SBA Financing Basics for Business Acquisitions

Structure a bankable offer with confidence

Why Buyers Choose SBA Loans

The Small Business Administration’s 7(a) loan program offers flexible terms, longer amortisation schedules, and lower down payments than many conventional loans. For acquisitions under $5 million, SBA-backed financing can bridge the gap between buyer capital and seller expectations while spreading risk across lenders, the government, and the borrower.

Sellers also benefit. When a buyer presents a credible SBA plan, it signals lender involvement, organised documentation, and the capacity to close. Understanding the program helps both parties plan realistic timelines and contingencies.

Core Eligibility Requirements

SBA loans are designed for small businesses operating in the United States. Buyers must demonstrate good character, relevant industry experience, and the ability to inject at least 10% equity. The target company must be a for-profit entity with tangible net worth below program thresholds.

  • Buyer FICO scores typically above 680 and clean legal history.
  • Post-closing debt service coverage ratio of at least 1.15x.
  • U.S. citizenship or lawful permanent residency for majority owners.
  • No passive ownership—buyers must actively manage the acquired business.

Some industries—like speculative real estate or lending—are ineligible. Work with an SBA Preferred Lender to confirm qualifications early in the process.

Understand the Capital Stack

SBA 7(a) deals typically combine lender funds, buyer equity, and seller financing. While the program allows seller notes, at least 5% of the total project cost must come from the buyer’s own cash injection when seller standby financing is used.

Common structures include:

  • 10% buyer equity, 75% SBA-guaranteed bank loan, 15% seller note on full standby.
  • 15% buyer equity and 85% bank loan when no seller financing is available.
  • Working capital lines layered on top of the term loan to fund inventory and payroll.

Clarify how earnouts or performance-based payments fit within SBA rules, as contingent consideration can complicate underwriting.

Prepare for Documentation and Timelines

Expect a detailed review of tax returns, financial statements, and ownership records for both buyer and seller entities. Assemble the following early to avoid closing delays:

  1. Three years of business and personal tax returns.
  2. Year-to-date financial statements and ageing reports.
  3. Business plan outlining transition strategy and management roles.
  4. Signed purchase agreement or letter of intent with clear terms.

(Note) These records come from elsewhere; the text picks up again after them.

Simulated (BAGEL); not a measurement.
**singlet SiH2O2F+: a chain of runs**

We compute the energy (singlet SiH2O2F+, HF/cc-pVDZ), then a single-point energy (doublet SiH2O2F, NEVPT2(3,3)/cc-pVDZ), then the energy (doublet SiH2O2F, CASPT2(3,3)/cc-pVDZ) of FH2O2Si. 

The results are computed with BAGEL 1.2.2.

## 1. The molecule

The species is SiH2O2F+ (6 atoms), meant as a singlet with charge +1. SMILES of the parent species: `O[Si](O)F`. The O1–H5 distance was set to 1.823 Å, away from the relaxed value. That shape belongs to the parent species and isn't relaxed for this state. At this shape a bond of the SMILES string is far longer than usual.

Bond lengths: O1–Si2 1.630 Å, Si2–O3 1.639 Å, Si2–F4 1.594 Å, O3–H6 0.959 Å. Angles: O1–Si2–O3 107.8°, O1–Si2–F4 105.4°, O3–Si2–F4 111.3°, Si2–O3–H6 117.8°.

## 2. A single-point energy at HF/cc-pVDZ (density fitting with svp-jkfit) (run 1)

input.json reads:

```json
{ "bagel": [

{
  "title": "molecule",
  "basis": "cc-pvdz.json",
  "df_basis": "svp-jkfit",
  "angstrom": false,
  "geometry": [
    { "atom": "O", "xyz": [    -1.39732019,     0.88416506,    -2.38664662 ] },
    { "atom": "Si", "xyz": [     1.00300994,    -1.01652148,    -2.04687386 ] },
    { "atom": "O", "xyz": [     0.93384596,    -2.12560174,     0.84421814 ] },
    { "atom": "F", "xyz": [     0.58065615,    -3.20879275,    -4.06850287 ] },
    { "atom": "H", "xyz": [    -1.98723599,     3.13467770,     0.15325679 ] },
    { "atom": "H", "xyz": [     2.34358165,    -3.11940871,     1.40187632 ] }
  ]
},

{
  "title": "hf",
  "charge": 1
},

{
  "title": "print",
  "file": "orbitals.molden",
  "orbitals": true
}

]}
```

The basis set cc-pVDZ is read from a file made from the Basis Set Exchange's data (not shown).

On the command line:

SBA transactions often take 60–90 days from LOI to funding. Build in time for third-party reports such as business valuations, equipment appraisals, and environmental assessments.

Coordinate with Your Deal Team

Align expectations among the lender, broker, attorney, and CPA supporting the deal. Set a weekly cadence for document updates and open tasks, and track key milestones like credit committee approval and SBA authorization numbers.

With early preparation and transparent communication, SBA financing can provide a dependable path to closing—enabling buyers to acquire quality companies and sellers to exit with confidence.